CHESTERFIELD, Va. (WRIC) — The Chesterfield Planning Commission has rejected a plan to turn 230 acres of untouched rural land into a sprawling suburb, citing a staff report that found pervasive issues with the proposal.

Reading from a staff report prepared before the commission’s Tuesday meeting, planning official Ryan Ramsey said, “The proposal’s requested exceptions are not in character with the agricultural and rural-residential development pattern envisioned in this area.”

Making an Exception?

Under county code, homes built in agricultural districts must be built on lots of at least five acres and those lots must front existing roadways. But the applicant, known as Rose Ridge, had other plans.

This map shows the proposed layout of Rose Ridge, and its location in southern Chesterfield. (Courtesy of Chesterfield County)

They requested a rezoning to R-40 — in an area intended to be kept agricultural under the county’s comprehensive plan — and exceptions to requirements that they connect the homes to county sewer lines.

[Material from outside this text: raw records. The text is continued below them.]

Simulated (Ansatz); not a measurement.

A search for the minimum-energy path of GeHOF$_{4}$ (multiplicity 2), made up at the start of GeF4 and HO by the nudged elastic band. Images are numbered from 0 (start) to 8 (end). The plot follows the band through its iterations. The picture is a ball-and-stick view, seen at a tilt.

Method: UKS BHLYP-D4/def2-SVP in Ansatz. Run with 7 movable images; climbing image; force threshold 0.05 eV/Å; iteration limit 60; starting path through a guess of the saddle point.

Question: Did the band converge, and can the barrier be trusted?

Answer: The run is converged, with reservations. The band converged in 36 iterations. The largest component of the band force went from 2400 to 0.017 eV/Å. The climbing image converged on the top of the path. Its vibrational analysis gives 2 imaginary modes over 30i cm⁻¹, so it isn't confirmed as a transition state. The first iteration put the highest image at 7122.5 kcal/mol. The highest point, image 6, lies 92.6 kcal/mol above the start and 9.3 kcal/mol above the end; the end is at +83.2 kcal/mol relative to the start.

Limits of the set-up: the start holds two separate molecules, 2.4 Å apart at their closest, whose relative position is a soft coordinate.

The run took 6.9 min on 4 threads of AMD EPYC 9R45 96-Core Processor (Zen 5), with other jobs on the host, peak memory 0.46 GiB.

In fact, to provide sewage service to the area, Ramsey predicted that “because of the projected distance, the projected cost for this improvement would be several million dollars.”

Instead, Rose Ridge proposed an exception to the requirement — meaning that all of the 100 homes would have individual septic tanks.

But although the plan would have permitted a maximum of 100 homes, a representative of the developer said he had no idea how many could actually be built.

“We have done no engineering, most importantly we have done no soil-testing,” he said. “Depending on what soils perc that will obviously impact the number of homes that will ultimately be available.”

“You made the rules, and we followed them.”

Several residents who lived near the proposed development turned out to the meeting Tuesday night, and all spoke against it.

Several pointed to the county’s comprehensive plan, saying it was a promise made by the administration not to do something like this.

“When I was a little girl, my grandfather — we called him papa — he told us people need to be people of integrity. Well, I’m appealing to your integrity,” said Bonny Egar.

She said that when her family moved to the area, they bought 8 acres of land to comply with the county’s requirements for the agricultural district.

“Now you wanna change the rules because a developer wants to put 100 houses across the street. Are you not men and women of integrity?” she asked. “You made the rules, and we followed them.”

Others pointed to the traffic that would be generated by the development, which would have funneled all of its residents onto one intersection on Riverway Road, potentially doubling the number of daily trips on the narrow rural route.

“If we’re gonna put 100 houses there and we don’t address the actual road, and we wait until people die because we built 100 homes before the road was actually fixed properly, then we’ve done a disservice to the people of our county,” said Todd Mercer.

Proposed improvements to the intersection of Riverway and Beach Roads. (Courtesy of Chesterfield County)

The developer responded that they had offered to make improvements to Riverway Road, including updating its intersection with Beach Road as well as widening and adding a shoulder to improve safety. But the widening project would only have taken place on the 1,400-foot stretch of Riverway that bordered the property itself, leaving the remainder untouched.

The developer also said the project would meet a growing need in the county for massive, expensive and isolated homes on large lots.

“We believe that there is a market available that is being underserved,” he said. “And that market are homebuyers who are looking for large homes on large lots.”

According to Redfin, the average selling price for a home in Chesterfield last year was about $375,000. Based on current Zillow listings, the homes proposed for the project — over 2 acres of land, a minimum of 2,500 square feet — would go for anywhere between $500,000 and $1 million.

Come Back Later

Ultimately, the commission voted unanimously to recommend rejection of the application, though it will still go to the board of supervisors for a final decision. While the board has reversed recommendations of the planning commission in the past, it usually only does so when the applicant amends their proposal significantly to address issues raised by the commission.

“There are some options maybe in the future that I think would be fitting for this, but at the current time I’m actually inclined to agree with staff on this,” said Commissioner Tommy Owens.

John Backus, a resident who spoke against the project, also praised the staff for their report.

“It was gratifying to see the current comprehensive plan was taken seriously in the review that the staff did, because if it’s taken casually, it becomes a sham,” he said. “All of us, including the developer, knew or hopefully knew what we were buying — the only difference is that we residents are content with what we bought, and apparently the developer wants something different from what he bought.”